It doesn’t even have a sign, has only been open two weeks, and relies only on word of mouth to get customers, yet Le Thai is packing them in at lunch and dinner.
Because chef/owner Dan Coughlin has had the guts to do what no chef or restaurateur could bring themselves to: take a gamble on downtown Las Vegas. Downtown Fremont Street to be precise.
To be more precise: smack dab in the middle of the East Fremont Street pub district — where ELV has taken numerous chefs and investors over the past two years, only to have them poke around and say “pass.”
This has been discouraging to say the least. Even though it’s the only part of town that is growing and doing anything interesting, established food people keep looking at downtown as nothing more than a low-rent curiosity with no business potential. As a result, finding a good meal down there has been harder than locating Oscar Goodman’s humility.
So why have experienced chefs and owners rejected downtown so unanimously? Only to have an American/Thai cook show them up as fools for not seeing the potential?
ELV is glad you asked that question. Because he has the answers.
The answers to why no one (until now) has has the chutzpah (and the vision) to see the economic potential downtown are:
1) American chefs (especially established Strip chefs) are spoiled by the Strip’s easy money;
2) Established American restaurateurs, especially well-known, casino-financed, Vegas restaurateurs, have been spoiled by our wealth of restaurant riches;
3) Established Strip chefs and American restaurateurs are so engrained in the sure-thing mentality of our hotels, no one wants to gamble on anything anymore; and,
4) No one wants to live above the store.*
Remarkably, none of this applies to Asian chefs and restaurateurs, who have created Vegas’ most dynamic restaurant scene on Spring Mountain Road — which also happens to have the lowest-priced food in town.

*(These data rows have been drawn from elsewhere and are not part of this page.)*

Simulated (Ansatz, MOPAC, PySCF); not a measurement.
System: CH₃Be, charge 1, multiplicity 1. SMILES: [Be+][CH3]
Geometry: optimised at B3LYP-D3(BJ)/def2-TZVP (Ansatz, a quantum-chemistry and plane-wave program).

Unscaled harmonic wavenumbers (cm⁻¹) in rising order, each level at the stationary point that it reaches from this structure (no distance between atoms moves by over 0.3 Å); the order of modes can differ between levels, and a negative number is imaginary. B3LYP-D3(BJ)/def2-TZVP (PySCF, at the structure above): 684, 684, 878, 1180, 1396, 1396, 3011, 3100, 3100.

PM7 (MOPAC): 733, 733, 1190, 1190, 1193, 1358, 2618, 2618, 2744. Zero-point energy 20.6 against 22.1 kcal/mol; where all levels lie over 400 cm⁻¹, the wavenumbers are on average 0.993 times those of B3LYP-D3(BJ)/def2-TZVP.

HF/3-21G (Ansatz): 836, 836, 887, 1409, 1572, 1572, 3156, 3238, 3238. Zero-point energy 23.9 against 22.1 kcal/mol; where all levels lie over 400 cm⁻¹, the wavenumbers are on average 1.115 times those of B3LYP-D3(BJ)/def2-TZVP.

So predictable has the Strip become (hello Michel Richard mediocrity!) that all the exciting stuff is now taking place in the neighborhoods. (Hello Le Thai, Bread & Butter, Nakamura-Ya, et al!)
Perhaps we’re being too harsh on established chefs, but there’s no doubt the boom boom restaurant phenomenon of 1998-2008 fostered a build it and they will come mentality that encouraged total risk aversion. And the numbers they do on that three mile stretch of Las Vegas Boulevard South are so huge (even in a bad economy) that down-scaling to human-sized eateries seems like working for chump change. And between that, and having the Fremont Street Experience and the failed Neonopolis drain all of the life out of the area (thanks Jan Jones!), Fremont Street has been a pariah since the mid-90s.
And unlike the Strip, the customer base isn’t handed to you on a silver platter. Nor is there a blueprint for success. It takes vision, ambition, and living (figuratively) above the store….not just collecting a big paycheck for slaving away every Weds.-Sun., then running back to your comfortable digs.
Living above the store is what Coughlin and chefs like Kengo Nakamura, Mitsuo Endo, Kichi Okabe and Chris Herrin are doing. They build their places out, and are there morning, noon and night. No one is guaranteeing them a paycheck, and getting customers in the door is done by putting out a great product and hoping word of mouth takes hold.
In the case of Le Thai, in less than two weeks, word of mouth has taken hold. Dan Coughlin is blazing a trail for others, making Fremont Street “safe” for the establishment — who will soon notice his success and start buying up real estate and making it “safe” (in a much less organic way) for Monochrome Valley-ites and Summ-R-Lamers.
Equally blazing is Coughlin’s pad Thai — maybe the best version in town — and his drunken noodles and Thai beef and meatball soup take a back seat to no version we’ve ever had. The menu is short and simple — again, something the Asians seem to master, but that American chefs can’t seem to grasp with their something for everyone mentality. Everything is priced to sell, as they say, and the whole 50 seat joint has an über-cool vibe that makes you want to return.
For doing this gigantic favor to downtown, Coughlin deserves to be lauded far beyond whatever plaudits will be bestowed on the ridiculous Oscar’s (at the other end of Fremont Street) by its sycophants. If Goodman is anywhere to be seen on the premises after the first few months, we’ll be mighty surprised. (“He’s not doing anything unless there’s big money in it for him,” one downtown insider tells us.) Big money or not, Coughlin is here to stay. He and his little restaurant are the real deal, not some ginned up publicity freak show.
You should go. Early and often.
Not just because it’s downtown. Or because the food is so good.
But because it’s downtown and the food is so good.